Market Views

GLOBAL CREDIT BULLETS | Monday, 18 March 2024

Credit markets – Mind the spread
The end of last week saw some increased volatility after months of protracted calm. Strong US PPI data triggered inflation fears and a wobble in rates and credit. We would not underestimate signals coming from market action last week. US macro keeps sending out robust signs, on growth and labor markets but recent on inflation too. The three cuts currently in the price for 2024 are reasonable, but further strength can lead to a re-pricing of terminal rates and subsequent curve steepening. Credit spreads are back to late 2021 levels, and high-yield prices in default rates below the ones reached in an average year, despite the recent modest uptick. Volatilities remain at two-year lows cross-market. Overall, this environment has been conducive to an accumulation of positioning in carry trades, and we see credit as vulnerable to both an improvement in US data and a deterioration in sentiment. We continue to see limited value in rates and beta credit, and recommend investors focus on selected areas of credit or use current levels to reduce market beta.
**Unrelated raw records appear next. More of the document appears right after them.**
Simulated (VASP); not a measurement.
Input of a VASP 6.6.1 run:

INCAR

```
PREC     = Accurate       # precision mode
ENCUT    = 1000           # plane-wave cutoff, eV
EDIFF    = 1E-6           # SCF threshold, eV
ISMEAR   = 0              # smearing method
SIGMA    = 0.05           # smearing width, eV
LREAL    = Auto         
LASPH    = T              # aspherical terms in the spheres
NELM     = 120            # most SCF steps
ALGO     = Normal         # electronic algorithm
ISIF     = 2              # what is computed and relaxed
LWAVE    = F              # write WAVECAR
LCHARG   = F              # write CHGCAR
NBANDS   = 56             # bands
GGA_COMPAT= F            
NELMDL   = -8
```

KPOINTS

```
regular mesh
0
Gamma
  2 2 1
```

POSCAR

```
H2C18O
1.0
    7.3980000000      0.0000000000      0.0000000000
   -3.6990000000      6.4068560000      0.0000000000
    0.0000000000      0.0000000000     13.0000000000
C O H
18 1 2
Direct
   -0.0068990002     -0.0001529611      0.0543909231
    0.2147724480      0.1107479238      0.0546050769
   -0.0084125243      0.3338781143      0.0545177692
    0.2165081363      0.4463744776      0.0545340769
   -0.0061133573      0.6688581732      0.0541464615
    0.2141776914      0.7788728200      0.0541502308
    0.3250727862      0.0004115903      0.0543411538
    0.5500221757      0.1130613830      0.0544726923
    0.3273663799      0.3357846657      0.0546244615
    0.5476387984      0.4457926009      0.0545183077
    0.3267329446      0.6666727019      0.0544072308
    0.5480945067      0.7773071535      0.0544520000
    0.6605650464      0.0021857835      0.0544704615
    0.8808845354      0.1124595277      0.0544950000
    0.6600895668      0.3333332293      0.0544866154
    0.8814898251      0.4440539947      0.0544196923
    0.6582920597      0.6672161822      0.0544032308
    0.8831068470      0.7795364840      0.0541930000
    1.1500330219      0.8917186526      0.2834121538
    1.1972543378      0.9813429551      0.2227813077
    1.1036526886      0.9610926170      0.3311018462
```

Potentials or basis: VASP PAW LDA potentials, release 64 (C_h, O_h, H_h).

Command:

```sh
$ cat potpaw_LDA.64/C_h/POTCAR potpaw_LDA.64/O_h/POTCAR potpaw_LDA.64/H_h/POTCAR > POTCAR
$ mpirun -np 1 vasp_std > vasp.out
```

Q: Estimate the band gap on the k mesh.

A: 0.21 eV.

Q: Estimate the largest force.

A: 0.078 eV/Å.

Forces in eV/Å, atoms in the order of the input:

Fed Preview – Doves may fly away
The FOMC will hold rates unchanged on Wednesday night, but new projections will likely see stronger growth and inflation in 2024. The risks for the dot plot are tilted to the upside, both for the 2024 dot which previously had indicated 3 cuts, and the long-run neutral dot at 2.5%. Either change may be taken negatively by risk assets. February data was mixed but not clearly dovish, whereby monthly inflation fell from the seasonally high January levels but remained elevated. The labour market loosened and consumer spending cooled, albeit at healthy levels. The base case remains for the Fed to start lowering rates in June, currently priced at 50%, but risks are tilted for cuts to start later this year.